Southern Baptists Take Sides Ahead of Nashville Meeting
Written by TM of JC on June 11, 2021
In the two years since Southern Baptists gathered as a convention, tensions around racial and political issues escalated. But just a couple weeks before their upcoming annual meeting in Nashville, another topic has taken center stage, as new documentation alleges high-ranking leaders in the denomination resisted its efforts to address abuse.
Some Southern Baptists are calling for an investigation of the Executive Committee (EC) after a series of leaked material has suggested that its leaders—one of whom is the conservative pick in the current race for SBC president—worked to hamper efforts to hear from victims in their own terms and to investigate churches with credible claims of cover-up.
“What those docs did kind of reoriented and shifted what the conversations and priorities were going to be going into the convention this year,” said Tennessee pastor Grant Gaines, who along with North Carolina pastor Ronnie Parrott announced plans to make a motion at the June 15–16 meeting calling for a third-party investigation into the EC.
Over 16,000 Southern Baptists have registered to come, double the attendance at the 2019 conference and the largest crowd at an annual meeting in a quarter century. And outsiders are paying attention to what happens among the country’s biggest Protestant denomination because many of the issues at hand reflect broader divisions in the church and the US at large.
The recent revelations shared online could cause some Southern Baptists to scrutinize the place of prominent figures in SBC leadership and demand greater accountability for the body tasked with handling denominational business outside the convention. Or, as the newly formed Conservative Baptist Network brings ideological divides within the denomination to the forefront, the revelations could lead members to become further entrenched in their existing alliances.
Two letters written by Russell Moore and recordings provided by his former colleague Phillip Bethancourt were recently posted online and describe Moore’s clashes with members of the Executive Committee—namely Mike Stone and Ronnie Floyd. Stone, a Georgia pastor and founding member of the Conservative Baptist Network, was chairman of the EC at the time, while Floyd remains its president.
According to the materials, Moore and his colleagues faced pushback and veiled threats, including an investigation led by Stone, for their approach to the abuse issue, such as the decision to allow advocates such as Rachael Denhollander to criticize the SBC response at events held by the Ethics and Religious Liberty Commission (ERLC). (The ERLC had led the SBC effort to train churches in “Caring Well” for victims, and Bethancourt—who left the agency last year to pastor an SBC church in Texas—was part of the denomination’s advisory group on sexual abuse. Moore left the ERLC at the end of May and will begin at CT in July.)

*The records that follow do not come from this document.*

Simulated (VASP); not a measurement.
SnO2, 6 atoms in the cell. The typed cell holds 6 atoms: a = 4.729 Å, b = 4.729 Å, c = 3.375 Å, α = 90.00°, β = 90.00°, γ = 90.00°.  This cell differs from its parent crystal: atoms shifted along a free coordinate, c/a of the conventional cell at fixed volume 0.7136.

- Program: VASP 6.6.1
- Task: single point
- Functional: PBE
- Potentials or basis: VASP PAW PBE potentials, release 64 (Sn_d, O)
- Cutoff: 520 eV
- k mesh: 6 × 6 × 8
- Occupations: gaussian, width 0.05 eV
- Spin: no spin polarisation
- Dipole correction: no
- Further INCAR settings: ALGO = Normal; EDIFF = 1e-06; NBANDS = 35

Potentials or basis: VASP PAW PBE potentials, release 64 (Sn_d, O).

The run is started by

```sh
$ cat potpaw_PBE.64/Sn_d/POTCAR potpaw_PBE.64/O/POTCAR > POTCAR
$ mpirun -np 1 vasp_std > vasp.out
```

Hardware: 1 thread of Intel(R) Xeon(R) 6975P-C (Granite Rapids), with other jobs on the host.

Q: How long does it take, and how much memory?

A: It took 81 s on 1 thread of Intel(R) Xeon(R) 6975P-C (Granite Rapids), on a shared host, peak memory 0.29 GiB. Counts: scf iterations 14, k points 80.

The reports of stonewalling abuse victims and downplaying the authority of the credentials committee (the group tasked with recommending if a church should be disfellowshipped over abuse) weren’t unheard of. A group of outspoken victims and advocates have been pleading for reform in the SBC since the #MeToo movement and the Houston Chronicle investigation that uncovered hundreds of cases of criminal abuse among SBC leaders in 2018.
“But because it was from Russell Moore, a departing entity head, it carried more weight. … People took notice. Now you see prominent Southern Baptists calling for an investigation of the EC. They don’t have the option of ignoring this,” said Adam Blosser, a pastor in Virginia. After years of raising concerns about EC business alongside fellow bloggers at the site SBC Voices, Blosser said the recent revelations prompted him to act to bring change to the EC; he’s running for EC recording secretary, a position that has been held by John Yeats for 24 years straight.
For some pastors, Moore’s letters confirmed what they’d worried was taking place in closed-door meetings of SBC leaders. For others, it was a wakeup call that they should have been listening to the victims’ stories all along. “We were shocked,” said Gaines. “We shouldn’t have been. These survivors, their stories are out there.”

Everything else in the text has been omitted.